Unlike municipal water systems, private wells are not regulated, so water quality is not monitored. 

 “What we are finding is that in our region, we have a high probability for elevated arsenic compared to most other regions in the country,” said Daniel Saftner, a hydrogeologist at DRI and lead author of the study. “And we are seeing that geothermal and tectonic processes that are characteristic of the Great Basin contribute to the high concentrations of naturally occurring arsenic in the region’s groundwater.”   

According to the study, the highest population of well users at risk are in the Carson Desert basin (including Fallon), Carson Valley (Minden and Gardnerville) and the Truckee Meadows (Reno). 

The study builds on previous research, which showed that 22% of 174 domestic wells sampled in northern Nevada had arsenic levels exceeding the Environmental Protection Agency’s guidelines.

The study found that the Great Basin’s geothermal and tectonic processes, along with the region’s mountains, which are primary sources of arsenic, contribute to the high concentrations of naturally occurring arsenic in the region’s groundwater. 

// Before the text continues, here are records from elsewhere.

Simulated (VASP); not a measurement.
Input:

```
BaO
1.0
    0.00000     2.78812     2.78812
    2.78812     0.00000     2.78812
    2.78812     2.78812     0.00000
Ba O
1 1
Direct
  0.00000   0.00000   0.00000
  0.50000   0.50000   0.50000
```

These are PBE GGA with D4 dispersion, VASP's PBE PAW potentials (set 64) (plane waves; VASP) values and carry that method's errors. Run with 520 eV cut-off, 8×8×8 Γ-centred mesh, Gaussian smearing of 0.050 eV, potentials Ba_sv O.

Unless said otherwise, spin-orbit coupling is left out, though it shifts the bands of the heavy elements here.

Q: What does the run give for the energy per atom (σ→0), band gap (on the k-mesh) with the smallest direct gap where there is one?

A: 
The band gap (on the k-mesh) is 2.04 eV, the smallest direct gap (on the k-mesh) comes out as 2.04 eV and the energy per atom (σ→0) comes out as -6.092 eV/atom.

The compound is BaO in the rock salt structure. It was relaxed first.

Water percolating through the valley floor then carries arsenic into the groundwater. Deeper, older groundwater and geothermal waters tend to have a higher arsenic concentration and can migrate upward along faults and mix with shallow groundwater.

“The results can be useful for water utilities or water managers who tap similar shallow aquifers for their water supply,” Saftner said, “as well as irrigation wells that source water from these aquifers.”